Preachers at Al-Azhar shunned the government decision that identical, government-approved sermons should be delivered in all mosques during Friday prayers, with President of Al-Azhar University Ibrahim al-Hodhod speaking yesterday on his own chosen topic.
The Religious Endowments Ministry's new policy for Friday sermons was enforced as of yesterday after being announced just under two weeks ago. The ministry handed out copies of the standardized sermon — about abstinence and generosity — to mosques across the country, calling on preachers not to violate the new rule.

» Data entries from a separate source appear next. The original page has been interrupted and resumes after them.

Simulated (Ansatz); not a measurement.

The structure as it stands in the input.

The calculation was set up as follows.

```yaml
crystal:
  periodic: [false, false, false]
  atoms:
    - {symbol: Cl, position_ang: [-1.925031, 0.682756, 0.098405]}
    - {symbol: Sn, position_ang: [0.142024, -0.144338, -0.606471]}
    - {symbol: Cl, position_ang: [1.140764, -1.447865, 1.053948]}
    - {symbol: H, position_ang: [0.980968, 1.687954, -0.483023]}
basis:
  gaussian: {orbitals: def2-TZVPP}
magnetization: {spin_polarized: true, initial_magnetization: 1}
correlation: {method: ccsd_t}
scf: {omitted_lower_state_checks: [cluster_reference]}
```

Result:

During Zuhur prayers on Friday, Hodhod delivered a sermon on justice in Islam. Speaking to Al-Masry Al-Youm, he defended his move by saying that policies issued by the Religious Endowments Ministry do not apply to the ancient center of Islamic scholarship, Al-Azhar, and its preachers fall under the rulings of Al-Azhar only.
Deputy President of Al-Azhar University Abbas Shouman reiterated this, saying that the ministry’s decision on prescribed sermons is non-binding for Al-Azhar scholars, who have sufficient expertise to make their own judgements on suitable material.
The former president of the university, Ahmad Omar Hashim, now on Al-Azhar's Council of Senior Scholars, said he refuses to read a scripted Friday sermon.
Other members of the council threatened to give up preaching if the ministry sticks by its decision.
It was reported that preachers across the country — from Sohag to Kafr al-Shaikh to the governorate of Alexandria — also overrode the policy and chose their own topics on Friday.
The dispute between the Religious Endowments Ministry and preachers has not died down since the announcement of the decision earlier this month, with scholars from Al-Azhar being particularly vocal in raising objections to the policy.
The ministry has been providing imams with topics for their sermons at Friday prayers since 2014, but the latest move confines all preachers to reading from the same script.
Several preachers have expressed fears that the new system will make preachers lazy and cause them to loose their knowledge of Islam, forced to read mindlessly from a piece of paper where they used to prepare their own material on a weekly basis. Others have labeled the move as the death of creativity, and still others fear it will destroy the relationship between the preacher and the listeners, eventually causing people to lose interest in Friday prayers.
Combating security threats linked to extremist Islam has been at the top of President Abdel Fattah al-Sisi's agenda since he took power from the ousted Muslim Brotherhood in 2013, and it is believed that the sermon policy is the government's latest move to stamp out hotbeds of extremism.